Local officials dispute state's assessment of how taxes are used here

Mar. 16, 2013 @ 09:46 PM
Officials from the Sevier County School System and county government dispute claims by a state education spokeswoman regarding how local tax money is distributed.

Kelli Gauthier, a representative of the Tennessee Department of Education, claims Sevier County government has hurt its own school system by directing the majority of local sales tax revenue toward special tourism zones instead of the schools.

Gauthier was responding to questions about state-mandated technology required in all school districts in 2014 for new assessment testing. The state will grant school districts money for the technology, but local school and county officials believe their school system is not getting a fair share. The district is slated to receive $373,893, but school officials estimate the total cost to be around $3.6 million.

Gauthier said most of the revenue the county generates in sales tax "goes into paying off the bonds of that (tourism) industry, whereas in most counties, about half of the sales tax revenue goes to the schools. Because their fiscal capacity is larger, that decreases their state share of money, which should be made up by sales tax as it is in most districts, but in this case it's not.”

Sevier County Mayor Larry Waters said Gauthier's claims about where the county's sales tax revenue goes and how much the school system receives are inaccurate. He said half of the county's sales tax revenue does indeed go to the school system, by state law. Waters also said the County Commission never voted to direct money away from schools and into a Tourism Development Zone (TDZ).

He said Gauthier is referring to legislation allowing Pigeon Forge to set up a TDZ and Sevierville to create a Central Business Improvement District (CBID). Sales tax revenue generated from new businesses in those cities’ special districts goes back into the cost for infrastructure improvements, not the school system.

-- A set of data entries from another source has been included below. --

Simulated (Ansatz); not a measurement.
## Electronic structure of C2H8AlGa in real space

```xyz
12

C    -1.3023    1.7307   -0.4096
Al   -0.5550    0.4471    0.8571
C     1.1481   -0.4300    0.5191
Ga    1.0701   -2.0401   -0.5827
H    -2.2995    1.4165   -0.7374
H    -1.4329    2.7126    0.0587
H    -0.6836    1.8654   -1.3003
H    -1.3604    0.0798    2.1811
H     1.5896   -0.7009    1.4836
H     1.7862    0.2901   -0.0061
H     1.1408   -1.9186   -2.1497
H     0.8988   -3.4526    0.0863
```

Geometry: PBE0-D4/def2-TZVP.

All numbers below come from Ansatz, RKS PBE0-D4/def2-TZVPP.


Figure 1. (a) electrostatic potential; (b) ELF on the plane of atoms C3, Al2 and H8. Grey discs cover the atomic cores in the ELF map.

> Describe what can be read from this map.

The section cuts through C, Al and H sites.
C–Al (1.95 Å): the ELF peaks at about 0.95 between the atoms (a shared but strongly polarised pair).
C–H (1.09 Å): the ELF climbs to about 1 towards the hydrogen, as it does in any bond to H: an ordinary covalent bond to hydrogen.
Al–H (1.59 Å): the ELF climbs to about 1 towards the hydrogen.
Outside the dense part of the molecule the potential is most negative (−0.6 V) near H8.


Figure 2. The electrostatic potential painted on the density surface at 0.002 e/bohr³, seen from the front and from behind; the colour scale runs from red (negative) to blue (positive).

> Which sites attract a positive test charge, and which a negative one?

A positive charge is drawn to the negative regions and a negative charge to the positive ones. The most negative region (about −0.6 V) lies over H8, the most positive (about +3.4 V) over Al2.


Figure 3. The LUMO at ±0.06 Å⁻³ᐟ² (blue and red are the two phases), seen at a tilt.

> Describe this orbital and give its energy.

“That's what she's referring to, but the county and school system has nothing to do with that,” Waters said. “Those were the cities’ decisions. It wasn't voted on by citizens or the county.”

Karen King, Sevier schools director of finance, said TDZs are common in cities. Memphis, Nashville, Knoxville and Chattanooga all have them, King said, but they usually are created for one project. Pigeon Forge's TDZ geographically encompasses almost all of the city, and Sevierville’s CBID is also expansive, stretching north from downtown along Winfield Dunn Parkway into Kodak.

Because these tourism zones are so large, more sales tax revenue is needed to defray the expanding infrastructure costs, but the state doesn't take that into account when distributing funds.

“When you look at sales tax solely as if the 90,000 people who live here are the only cost, that is totally incorrect,” King said. “There is a service burden that goes along with tourism that other counties do not have. Upkeep of our county is influenced by the fact that we have 125,000 non-resident residents every night.”

The millions of annual tourists generate much of the sales tax revenue in the county, which makes the district's fiscal capacity seem much larger than it really is, King said.

Although Gauthier was incorrect about which entities sent their tax revenues away from schools, some might argue a disproportionate amount of money is going into tourism rather than schools because of the cities’ large tourism zones.

According to King, last year $1.4 million in sales tax revenue from the CBID and TDZ went back into those zones instead of benefiting the school system.

King said the school system does not blame the two cities for what they do.

“No one faults the cities for pursing the legislation to create the CBID and TDZ,” King said. “An oversight in the legislative process caused the local impact on Sevier County Schools to be overlooked. The school system is caught in a perfect drain on funding from both sides.”

Gauthier also said that if the school system doesn't have the technology in place for the assessment test by 2014, it could use the paper-and-pencil option of the test.

King said school officials were not aware of a paper-and-pencil option, adding the school system still intends to work toward getting the requisite technology: approximately 50 computer labs across 27 schools.

“The problem with that (paper and pencil) comment is, why would Sevier County not want to be like the rest of the state?” King said. “Why would our children not want to be able to have the same advantages of technology that other children would? We will work toward getting our children the technology. That's not something we're going to stop.”